There is still a lag, especially when it comes to digital, between what happens in, say the US, and India, thanks to issues such as bandwidth. What would planners in Group M companies in India have to focus on? Can they afford to stay behind the US in terms of knowledge?
 
I don’t think they are at all behind the US in terms of knowledge.I meant, they might not need all that knowledge; the depth of knowledge. They might not need it, but the thing about markets like India is that by not being the first to deploy a technology, when you do deploy the technology, you tend to deploy it 
better. For example, the US has, arguably, the oldest cable television infrastructure in the world. It was first called CATV (Community Antenna Television). If your community was too far away from wherever the tower was, the community got together and paid for one tower and put an antenna on the top. Today, the age of some of the infrastructure which dates back 30-plus years, is a mitigating factor to commerce. The fact that your (India’s) infrastructure is primarily satellite actually gives you much more flexibility and there’s a leapfrogging opportunity. It’s important that you stay cognisant of what goes everywhere else, because sometimes it’s not a matter of reinventing the wheel but sometimes just a matter of adapting 
what happens in other places to the practical realities of local markets.
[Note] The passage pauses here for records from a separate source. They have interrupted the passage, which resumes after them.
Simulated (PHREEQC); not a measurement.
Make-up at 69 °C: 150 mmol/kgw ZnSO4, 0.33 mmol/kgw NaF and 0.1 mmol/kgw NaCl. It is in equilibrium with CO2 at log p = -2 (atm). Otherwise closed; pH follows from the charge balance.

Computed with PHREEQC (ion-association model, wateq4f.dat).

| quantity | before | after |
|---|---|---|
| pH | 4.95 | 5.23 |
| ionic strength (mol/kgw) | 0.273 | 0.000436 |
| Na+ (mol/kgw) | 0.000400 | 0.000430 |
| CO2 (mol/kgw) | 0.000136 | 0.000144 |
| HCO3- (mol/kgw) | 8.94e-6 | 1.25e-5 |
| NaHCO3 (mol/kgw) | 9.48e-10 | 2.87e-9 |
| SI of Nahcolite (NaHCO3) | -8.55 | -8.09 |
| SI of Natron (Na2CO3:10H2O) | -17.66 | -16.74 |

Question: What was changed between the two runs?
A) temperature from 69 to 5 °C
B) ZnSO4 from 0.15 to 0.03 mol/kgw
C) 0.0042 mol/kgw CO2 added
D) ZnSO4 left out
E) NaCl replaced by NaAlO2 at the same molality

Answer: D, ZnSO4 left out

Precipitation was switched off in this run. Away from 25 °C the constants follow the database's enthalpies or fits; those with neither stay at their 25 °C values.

To get to new tech, the iPad, I spent some time with my colleague, the editor of Stuff magazine, to understand what one could do on the iPad with magazines. Specifically, he showed me what Popular Mechanics and Wired were doing, and what one could do with ads on these iPad versions of the magazines. One starts wondering, are the creatives ready for the changes? The media agencies seem to be up to speed, but the creatives seem to be stuck in the ‘present’.I would suggest that that’s not a new development. If you look at television, television has always suffered because there has never been enough creative firepower to provide the highest quality programming on all the available channels. People ask me, disingenuously I think, why some of the programmes on TV are not very good. The answer is, it’s very difficult to create great programmes and on TV, you have to put something on whether you have something great or not. On television, if you don’t have something great, you put on something good. If you don’t have something good, you put on something mediocre. You do your best. It’s not like in feature films wherever if you don’t have something good, you don’t have to make it. Media is going to create an enormous appetite for high quality content. We have not, in the past, we don’t, today, and we will not, in the future, have sufficient talent to provide all the content that is required. 
I wish that wasn’t so.
 
Your prognosis on data and measurability and analytics and the move to digital — is it going to be that much more difficult for the average to survive?
 
My comments are going to focus on the US. If one were to take the US as an example, one of the issues that has surfaced is, people have started to question the credibility of the news they read. People know that there is content on the web that is designed to be manipulative, which is put out by questionable sources. Brands like the NY Times, the WSJ, the LA Times, the Boston Globe, the Washington Post, I believe will do quite well because they are credible brands and the consumer will go out and find them as sources.
 
Will the consumer pay for them?
 
Yes. In addition, there will be trusted sources that are local or hyperlocal that provide information about your community, your neighbourhood, etc. I don’t know what happens to the hundreds of newspapers in between these two extremes, between the top five/six national papers with high credibility and the hundreds and hundreds of hyper-local publications that serve the local communities. The ones in between, I think, are under threat. They have to look for a new business.
 
Will this be true of news TV as well?
 
News TV has a lot further to go. One could argue that news TV exists today, because the newspapers, in their legacy formats, only published only once a day. The best case you got was a morning paper and an evening paper and people went to news television because it was refreshed 24 hours a day. As newspapers move from paper to digital, they too will be refreshed 24 hours a day and I think that TV news will encounter some challenges from other legacy media types that they have not encountered in the last couple of decades. 
 
So would you say Rupert Murdoch has got it right on his print strategy and his pay-for-print strategy?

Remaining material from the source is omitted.